Language Models

https://d2l.ai/chapter_recurrent-neural-networks/language-model.html

Unlike numpy.random.randint(a, b), Python’s standard random generator random.randint(a, b) generates integers in the range [a, b], that is b inclusive. So I think the code

corpus = corpus[random.randint(0, num_steps):]

should be

corpus = corpus[random.randint(0, num_steps - 1):]
2 Likes

You are right! Fixing: https://github.com/d2l-ai/d2l-en/pull/1541

When training our neural network, a minibatch of such subsequences will be fed into the model. Suppose that the network processes a subsequence of 𝑛 time steps at a time. Fig. 8.3.1 shows all the different ways to obtain subsequences from an original text sequence, where 𝑛=5

Over here what does n signify the blocks or the number of characters in each block

Why are we subtracting 1 in the following
num_subseqs = (len(corpus) - 1) // num_steps
My guess is that can be avoided

We need to reserve 1 length for the label sequence,I guess.

Similarly for Sequential Paritioning, we need to add num_steps-1
def seq_data_iter_sequential(corpus, batch_size, num_steps): #@save
“”“Generate a minibatch of subsequences using sequential partitioning.”""
#Start with a random offset to partition a sequence
offset = random.randint(0, num_steps) # should be num_steps-1

Exercises and my errant answers

  1. Suppose there are 100, 000 words in the training dataset. How much word frequency and

multi-word adjacent frequency does a four-gram need to store?

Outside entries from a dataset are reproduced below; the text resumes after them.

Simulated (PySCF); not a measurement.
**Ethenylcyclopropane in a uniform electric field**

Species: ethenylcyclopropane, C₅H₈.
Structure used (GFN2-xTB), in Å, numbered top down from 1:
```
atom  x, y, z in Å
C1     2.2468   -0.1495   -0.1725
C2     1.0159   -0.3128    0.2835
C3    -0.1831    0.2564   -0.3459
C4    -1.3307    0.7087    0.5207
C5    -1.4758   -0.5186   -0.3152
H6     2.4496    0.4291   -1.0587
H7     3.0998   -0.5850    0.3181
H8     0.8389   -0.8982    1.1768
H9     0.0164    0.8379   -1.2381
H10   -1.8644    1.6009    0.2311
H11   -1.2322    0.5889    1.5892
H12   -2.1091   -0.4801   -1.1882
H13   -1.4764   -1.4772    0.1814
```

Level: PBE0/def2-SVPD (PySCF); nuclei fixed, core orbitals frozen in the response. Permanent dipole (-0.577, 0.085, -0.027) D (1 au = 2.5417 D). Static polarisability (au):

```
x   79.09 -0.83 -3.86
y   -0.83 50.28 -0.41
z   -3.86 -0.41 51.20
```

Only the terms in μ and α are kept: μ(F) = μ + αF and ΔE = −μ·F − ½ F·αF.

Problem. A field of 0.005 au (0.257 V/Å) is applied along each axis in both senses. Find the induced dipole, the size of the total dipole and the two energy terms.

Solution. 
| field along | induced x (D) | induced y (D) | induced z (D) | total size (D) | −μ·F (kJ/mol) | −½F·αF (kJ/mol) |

what does multi word adjacent frequency mean? i reckon about 99,997 - 100000
  1. How would you model a dialogue?

    by taking out the speakers name, through putting in as the stop word, rest shouldbe the same.

  2. Estimate the exponent of Zipfʼs law for unigrams, bigrams, and trigrams.

    okay.two decaying functions. Not able to make unigram.
    https://journals.plos.org/plosone/article?id=10.1371/journal.pone.0053227

    was this what we had to do?

  3. What other methods can you think of for reading long sequence data?

    maybe storing them in a dict,for oft repeated words memory can be saved

  4. Consider the random offset that we use for reading long sequences.

    1. Why is it a good idea to have a random offset?

      Since the input prompt would be random model would be able to handle it better, otherwise the model might just learn from adjacent word sets.

    2. Does it really lead to a perfectly uniform distribution over the sequences on the document?

      It should.

    3. What would you have to do to make things even more uniform?

      Would maybe take subsequences based on some distribution.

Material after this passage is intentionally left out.